@Darwin I forgot about that. I’ve taken tai chi workshops where we put ourselves in various postures and felt how that changed our emotions. The various mudras are postures designed to express common attitudes. Interestingly, if you put someone in a posture, they are likely to report feeling the feeling associated with that posture.
For example, if you have someone bow their head and go down on their knees, and press their palms together in front of their heart, they will typically feel a feeling of surrender. If you raise their arms above their head, lean them back and face them to the sky, they will typically feel as if their hearts are opening up.

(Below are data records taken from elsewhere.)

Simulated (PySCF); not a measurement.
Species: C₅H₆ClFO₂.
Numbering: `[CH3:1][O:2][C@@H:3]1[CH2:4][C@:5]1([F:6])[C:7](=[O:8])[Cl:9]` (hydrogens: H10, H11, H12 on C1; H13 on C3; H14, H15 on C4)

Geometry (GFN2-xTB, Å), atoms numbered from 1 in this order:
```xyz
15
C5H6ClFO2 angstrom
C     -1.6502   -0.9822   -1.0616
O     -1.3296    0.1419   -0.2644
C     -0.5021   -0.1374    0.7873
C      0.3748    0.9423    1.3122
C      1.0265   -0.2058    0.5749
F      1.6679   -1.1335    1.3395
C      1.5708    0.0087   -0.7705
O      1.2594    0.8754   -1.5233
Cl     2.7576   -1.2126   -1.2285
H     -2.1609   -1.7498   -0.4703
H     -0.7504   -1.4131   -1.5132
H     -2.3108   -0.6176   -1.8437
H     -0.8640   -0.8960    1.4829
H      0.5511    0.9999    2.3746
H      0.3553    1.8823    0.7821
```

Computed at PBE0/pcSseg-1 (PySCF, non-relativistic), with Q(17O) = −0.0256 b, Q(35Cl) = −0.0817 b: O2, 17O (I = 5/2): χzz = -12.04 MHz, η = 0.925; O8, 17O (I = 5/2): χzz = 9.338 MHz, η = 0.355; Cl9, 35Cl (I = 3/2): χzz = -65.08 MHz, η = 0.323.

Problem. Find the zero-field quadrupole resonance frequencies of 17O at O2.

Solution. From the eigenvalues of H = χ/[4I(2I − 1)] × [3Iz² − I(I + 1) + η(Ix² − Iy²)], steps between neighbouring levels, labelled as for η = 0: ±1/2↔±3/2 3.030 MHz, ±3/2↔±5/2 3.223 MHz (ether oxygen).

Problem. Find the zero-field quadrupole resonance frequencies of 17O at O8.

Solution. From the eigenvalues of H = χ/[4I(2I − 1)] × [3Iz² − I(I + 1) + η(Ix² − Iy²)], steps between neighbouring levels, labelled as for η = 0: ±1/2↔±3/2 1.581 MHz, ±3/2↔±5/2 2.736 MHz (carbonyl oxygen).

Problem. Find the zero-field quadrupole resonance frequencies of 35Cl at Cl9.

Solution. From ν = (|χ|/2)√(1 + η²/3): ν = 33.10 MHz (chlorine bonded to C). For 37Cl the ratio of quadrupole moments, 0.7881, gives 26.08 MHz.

If you sit down, and put one finger up and the other hand out, as if offering something on your palm, you will feel didactic—like a teacher.
Once, I went through the Asian museum at the Smithsonian, and took my daughter to each of the Buddhist statues, and had her put herself in the pose of the statue. It was a long time ago, but I think I remember that she kind of got it.
There are “laughing” meditations. If you make yourself laugh, even though it is forced at the beginning, it will not be long before it is no longer forced. I mean, how ridiculous is it to fake laughing? It’s just impossible to keep on faking it without it becoming real.
So, a smile on your face, if kept up, should make you feel whatever it is we feel when we are smiling. Good? Happy?
However, the fact that we can manipulate our emotions by manipulating our bodies is not the same thing as changing an attitude by making ourselves think in the mode of the attitude we wish to assume. I believe that it can work, and I know many people report it as working.
However, I also believe there are people for whom the technique doesn’t work. Perhaps we have too much armor inside to let it work. Perhaps we can not get beyond our cynical thoughts. Or perhaps we are so invested in our image of ourselves as moody or melancholic people that we really don’t want to be positive.
Now, I’ve been so depressed as to want to die, and yet, even so, I find something attractive about being depressed. Odd as it may sound, I learn something important when I am depressed that I could not learn otherwise. It is painful to gain learning in this fashion, and I’m not at all sure if I could explain what I’ve gotten from it, but for some reason, it fits me.
I guess what I’m saying is that perhaps not all of us need to be positive. Perhaps not all of us need to be quite as pain-free as others. Perhaps we even need our pain. It’s a journey, and to try to dishonor it by making it go away feels like a cheat of some kind.
I believe that people who are covering over their pain and problems by acting chipper and cheerful when they really aren’t have lost some of their authenticity. I also think that it keeps them from really dealing with their problems. I believe that if I were to hide my depression by acting happy and thinking positive, that it would come back over and over again, weakening me more each time.
But if I let myself feel my depression, and go into it fully, I will come back out the other side and I will have learned much more about coping with it than I would have attempting to wallpaper it over. This is a risky approach. I could die before I come out the other side. Seventeen percent of people with my condition die of it.
I think there is honor to the feelings you feel. I think they come from some deep place inside you that knows more than you know. I am not saying that I think pain or depression is noble. I’m just saying that it is helpful to honor it by allowing yourself to feel it. People can wallow in pain and self pity. But that’s not honoring pain, either. That’s manipulating it.
Well, you know what they say: shampoo for champagne and real poo for real pain.